General Insurance Article - Many insurers still in the dark on SolvencyII requirements


Insurers have revealed in a survey by Willis Towers Watson the extent to which significant uncertainty remains in the industry concerning the approach to key Solvency II requirements since the regulation came into force on 1 January 2016.

 Of the insurers who took part in the survey of actuarial functions, 80% agreed there remains considerable uncertainty regarding regulatory requirements affecting the underwriting opinion in particular. However, 82% are yet to seek any external advice to help address this lack of clarity. The findings also showed that a significant number of respondents (13%) do not consider the underwriting policy or process when producing the underwriting opinion which, according to Willis Towers Watson, should be a fundamental step when producing an opinion.

 
 
 “The lack of clarity around such a central Solvency II requirement is a major concern as underwriting policies directly impact an insurer’s performance, underlining the need for better guidance,” said Tammy Richardson, Managing Director, UK P&C Leader, at Willis Towers Watson. “The findings also reveal underwriting as an area where the actuarial function could be adding more value by helping to produce and assess the overall underwriting policy framework and providing independent challenge.”

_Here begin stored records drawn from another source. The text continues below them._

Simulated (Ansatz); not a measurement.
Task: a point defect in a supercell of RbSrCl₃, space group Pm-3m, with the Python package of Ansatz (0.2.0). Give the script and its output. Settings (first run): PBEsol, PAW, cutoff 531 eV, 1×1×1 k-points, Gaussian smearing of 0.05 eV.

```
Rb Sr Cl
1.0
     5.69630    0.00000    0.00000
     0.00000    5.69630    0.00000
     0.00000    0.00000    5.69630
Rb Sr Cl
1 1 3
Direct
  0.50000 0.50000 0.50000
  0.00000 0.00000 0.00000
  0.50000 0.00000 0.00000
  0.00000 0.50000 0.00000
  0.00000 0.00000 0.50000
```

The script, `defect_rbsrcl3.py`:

 Willis Towers Watson conducted the comprehensive survey of 39 property and casualty (P&C) insurers in the UK, with a combined underwriting value of over £10bn of premiums and over £24bn of reserves in 2017, in order to gauge progress made by the market in dealing with the Solvency II actuarial function requirements since the regulation came into effect two years ago.

 In calculating their technical provisions, survey respondents found meeting the reporting timetable to have been the biggest challenge by far, with over 60% of respondents identifying this as an issue.

 “With IFRS 17 fast approaching, timetables will continue to be squeezed and the pressure on insurers will intensify,” said Sanjiv Chandaria, Actuarial Function Product Leader at Willis Towers Watson. “In order to meet these challenges, insurers will need to develop more efficient processes primarily through the use of the latest Insurtech software and technology which will also free up scarce resources to focus on adding the most value.”

 When asked where the actuarial function should focus on adding value in the future, 64% of respondents pointed to the need for improved efficiency of processes and calculations in order to meet regulatory requirements, most likely driven by current reporting timetable challenges.

 
 
 “Many calculations are still predominantly spreadsheet based which is unlikely to help meet reporting timescales,” said Sanjiv Chandaria. “One way that current processes can be made more efficient is through the use of workflow management tools to integrate various tools, support better governance and enable automation. We’re seeing a real push in the market towards the use of such tools, as well as robotic process automation.”

 “In order to make the best use of the latest technologies and software, however, a clear understanding of the regulatory requirements is an essential first step before implementing a more strategic approach to address today’s challenges of speed, frequency and cost.”